3 Lessons the Barnes and Noble Nook Teaches Us About Shifting the Playing Field

In Killing Giants: 10 Strategies to Topple the Goliath in Your Industry, I wrote about how smart, nimble companies out-maneuver the giants they face – and how shifting the playing field is a core strategy for anyone fighting above their weight class.

Barnes & Noble’s decision to launch a new OS for its Nook e-reader that turns it into a fully functioning Android tablet is fascinating for several reasons.

Barnes and Noble Nook

First, it was out there anyway. Hackers had rooted the device, Android Central reports, and were voiding their warranties left and right to download Android apps on it, so it was a “known known” a few short weeks after the device had launched in November.

Second, it changed the device’s playing field from also-ran into real contender in the blink of an eye (or an updating of an operating system, whichever comes first in your world), reports GadgetBox.

One minute, it’s an e-reader running a distant second in the e-reader market that costs twice as much as the market leader.

The next, it’s the most affordable Android tablet on the market. And look! You can download all those books!

That’s a strategic shift.

In Killing Giants, I wrote about how Vibram shifted the playing field when they launched their Five Fingers athletic shoe. Faced with increasing commoditization from China, the company was actively looking for ways to innovate in a business that had limited possibilities – how many ways could you stamp a pattern on a rubber sole, anyway? But a graduate design student in Milan showed up with an outlandish prototype – a shoe with “fingers” for your toes – and the solution appeared. Today, the Five Fingers shoe is one of the hottest selling athletic shoes on the market and has spawned the “barefoot running” phenomenon.

How easy would it have been for the Vibram management team to dismiss this strange looking product?

What does this teach us?

#1. Inspiration almost always comes from elsewhere. The original hack of the Nook device, untethering it from the Barnes & Noble system, was unplanned. So was the arrival of the Five Fingers shoe. Both could easily have been dismissed. They weren’t. One has become a success story. Will the other?

#2. What we casually dismiss – or even ridicule – at first may be exactly the thing we need to study more closely. We ridicule things that don’t fit our preconceptions. And when we’re successful, it’s hard to admit to ourselves that we’re doing something wrong. That may be absolutely correct at this red hot second, but things can change pretty quickly, and soon the methods that won the last war will be hopelessly outdated. Take a second look while you can.

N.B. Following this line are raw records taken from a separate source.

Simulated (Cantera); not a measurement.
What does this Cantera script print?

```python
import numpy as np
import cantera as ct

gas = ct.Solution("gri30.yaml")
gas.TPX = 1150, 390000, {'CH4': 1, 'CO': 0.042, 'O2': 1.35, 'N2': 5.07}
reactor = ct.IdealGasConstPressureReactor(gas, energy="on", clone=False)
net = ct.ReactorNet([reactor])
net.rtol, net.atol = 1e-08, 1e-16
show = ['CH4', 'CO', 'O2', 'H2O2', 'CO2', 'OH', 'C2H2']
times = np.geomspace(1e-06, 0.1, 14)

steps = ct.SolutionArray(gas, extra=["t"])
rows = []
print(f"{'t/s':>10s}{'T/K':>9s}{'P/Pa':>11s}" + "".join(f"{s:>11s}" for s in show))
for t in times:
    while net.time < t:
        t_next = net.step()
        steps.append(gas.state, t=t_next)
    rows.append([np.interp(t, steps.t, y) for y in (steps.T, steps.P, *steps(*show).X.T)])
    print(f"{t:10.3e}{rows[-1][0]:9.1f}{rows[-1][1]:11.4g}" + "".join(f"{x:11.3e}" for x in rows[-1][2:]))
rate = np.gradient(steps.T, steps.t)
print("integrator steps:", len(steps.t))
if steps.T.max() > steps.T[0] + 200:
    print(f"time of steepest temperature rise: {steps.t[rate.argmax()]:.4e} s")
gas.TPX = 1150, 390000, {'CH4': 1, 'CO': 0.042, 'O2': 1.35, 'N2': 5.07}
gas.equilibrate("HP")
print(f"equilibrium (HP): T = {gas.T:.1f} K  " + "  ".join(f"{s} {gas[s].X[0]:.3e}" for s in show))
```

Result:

#3. Shift your perspective and look at your situation from a different angle. The Nook was “an expensive e-reader” compared to the Kindle – but “a pretty cheap Android tablet” compared to other tablet offerings. Ask yourself, “Compared to what?” and see how you can change your perspective – and your outlook. As Dr. Steven Feinberg, my partner at Decision Triggers, would say, “Practice tactical shifting!”

It’s a bit early to declare victory, but let’s celebrate the boldness of the move. Barnes & Noble is a company that deserves a bold move. When the platform is burning, times call for such decisions. By shifting from the narrowly defined e-reader world, where the Nook is an appendage of the bookseller’s electronic inventory, it now competes with all other Android tablets with a decided cost advantage – and it controls its own distribution through its well-known website and retail locations.

Is the Nook a Giant Killer? What have you ridiculed recently?


Stephen Denny Stephen Denny is a competitive strategy and marketing consultant, speaker and author. His book, Killing Giants: 10 Strategies to Topple the Goliath In Your Industry is now available. You can follow Steve online at Stephen Denny, where he blogs about strategy, marketing and big ideas.

4 Reactions
  1. Bought one for my wife for Mother’s Day and we love it. It fits a niche perfectly between our iPod/phone and desktop computer.

    My parents bought the iPad2 and I was initially impressed but now I like the Nook Color better. It does what I need it to do without a ton of extra features and I like the smaller form factor.

    With proper marketing (and if they continue to innovate), it could indeed be a giant killer.

  2. I agree with the principle, but I have my doubts that the Nook will become a serious player as an Android tablet or an ereader. The Kindle is already eating their lunch and unless B&N puts some effort into making the device more friendly to actual tablet use I would guess they’ll quickly get left behind in that market as well. In my opinion they’ll be the classic tweener; pretty good as an ereader and tablet, but truly exceptional as neither.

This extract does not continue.